Unlocking the Sustainability Benefits: The importance of the Assessment
In the transition pathway from a linear towards a circular economic model, it is fundamental to evaluate the transition performance according to sustainability principles. In fact, only proper assessment can avoid the risk of shifting the burdens from one life cycle stage to another.
The SYMSITES project aims at developing high-technology solutions to achieve a real circular economy, enabling increased sustainability in the use of industrial and societal resources. To reach its goal, the project needs an effective strategy to evaluate the process.
Evaluation strategies: LCA, LCC and SLCA Analysis
Life Cycle Assessment (LCA), Life Cycle Costing (LCC) and Social Life Cycle Assessment (SLCA) are three methodologies widely used to evaluate the impact of products, processes and services respectively in environmental, economic and social contexts.
These methodologies are based on the Life Cycle Thinking framework, which monitors and evaluates the environmental, economic and social performance of a target system. It covers the entire life cycle: from the extraction of raw materials to the final end-of-life, including recycling.
Life cycle thinking meets sustainability concerns at points where it provides decision-makers with a robust tool in the supply of materials that best makes a balance between current and future needs of the global community[ISO 14044]
LCA, LCC and SLCA analyses share a common approach. After having identified the boundaries, the next step is to quantify material and energy inputs and outputs, from a technical and economic point of view.
In the LCA methodology, the flows of materials and energy are converted into environmental impacts. The process uses specific characterization factors, developed by the scientific community and recognized internationally. These impacts are then grouped into different categories, each of which assesses the burdens on a specific environmental aspect.
LCA promotes continuous monitoring and assists in developing new strategies to reduce the impacts. The methodology also integrates and evaluates probable positive implications deriving from cooperation among companies with a view to industrial symbiosis. This is achievable through the redistribution and efficiency of infrastructures as well as through the re-valuation of waste.
“Social impacts are consequences of positive or negative pressures on social endpoints”[Benoît, C., Mazijn, B. et al. 2009]

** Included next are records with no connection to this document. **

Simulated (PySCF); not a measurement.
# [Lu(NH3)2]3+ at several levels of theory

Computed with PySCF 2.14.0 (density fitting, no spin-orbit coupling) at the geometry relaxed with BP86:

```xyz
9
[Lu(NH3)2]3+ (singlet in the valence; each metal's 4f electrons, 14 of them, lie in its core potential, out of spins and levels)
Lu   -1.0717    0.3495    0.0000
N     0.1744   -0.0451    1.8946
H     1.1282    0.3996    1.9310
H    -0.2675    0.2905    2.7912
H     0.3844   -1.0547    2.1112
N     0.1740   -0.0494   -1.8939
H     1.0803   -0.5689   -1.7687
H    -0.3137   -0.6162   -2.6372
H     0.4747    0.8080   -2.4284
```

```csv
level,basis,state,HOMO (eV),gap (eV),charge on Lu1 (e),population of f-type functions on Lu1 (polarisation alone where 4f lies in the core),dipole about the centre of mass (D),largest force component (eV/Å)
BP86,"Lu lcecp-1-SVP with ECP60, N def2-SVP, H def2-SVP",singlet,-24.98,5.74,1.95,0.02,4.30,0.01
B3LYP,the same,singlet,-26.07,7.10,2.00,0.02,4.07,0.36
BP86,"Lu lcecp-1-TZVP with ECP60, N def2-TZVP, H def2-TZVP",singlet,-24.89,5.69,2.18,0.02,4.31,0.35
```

SLCA methodology assesses the social and sociological aspects of the system as well as their actual and potential impacts along the life cycle. SLCA uses generic and site-specific data, which can be quantitative, semi-quantitative or qualitative, and complements the LCA and LCC.
These tools allow for increased competitiveness and process efficiency. At the same time, assessing these dimensions of SYMSITES processes and flows can increase the overall sustainability of the project outcomes.